EURUSD sellers have led the pair on a sharp decline towards 1.1249, a low last seen back in July 2020, where the price began a near two-month rally, which reached a 28-month high of 1.2010. The falling simple moving averages (SMAs) are nurturing the bearish structure in the pair.
The negatively charged Ichimoku lines are indicating that downward forces have yet to subside, while the short-term oscillators are implying that negative momentum is gaining power again. The MACD is steering deeper beneath its red trigger line in the negative zone, while the RSI has dived into oversold territory. The positive charge in the stochastic %K line looks frail and suggests upside price action is questionable.
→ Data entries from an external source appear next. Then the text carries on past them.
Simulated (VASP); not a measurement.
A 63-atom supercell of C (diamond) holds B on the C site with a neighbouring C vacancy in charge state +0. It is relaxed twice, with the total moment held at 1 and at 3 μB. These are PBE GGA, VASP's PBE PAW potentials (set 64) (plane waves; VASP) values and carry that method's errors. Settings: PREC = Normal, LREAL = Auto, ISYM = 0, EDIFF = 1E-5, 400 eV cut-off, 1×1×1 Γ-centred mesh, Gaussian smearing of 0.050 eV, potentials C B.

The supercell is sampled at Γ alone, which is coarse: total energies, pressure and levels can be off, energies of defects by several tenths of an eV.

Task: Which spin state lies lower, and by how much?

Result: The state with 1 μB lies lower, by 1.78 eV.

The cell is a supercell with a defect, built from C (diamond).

If the current trajectory prevails, immediate support may continue to emanate from the 1.1254 low. Should this key level give way, the bears could then target the support section of 1.1146-1.1200, linked to an area of lows from late March until the end of June 2020. If this boundary also fails to mute negative pressures, the price may sink towards the 1.0986-1.1017 border, associated with the inside swing highs over the April-May 2020 period.
However, if buyers produce positive traction off the 1.1254 barrier, initial resistance could arise at the 1.1374 high. Pushing beyond this, the Ichimoku lines may delay buyers from testing a resistance region formed between the 1.1500 handle and the 1.1545 mark. Should upside momentum endure, the 50-day SMA at 1.1574 could come into focus before the 1.1608 high draws traders’ attention.
Summarizing, EURUSD is exhibiting a bearish bias in the short- and medium-term picture. A dive below the 1.1254 low could further feed negative tendencies, while a drop under the 1.1146 barrier could bolster bearish concerns. For buyers to regain confidence, the pair would need to lift back above the 1.1692 obstacle.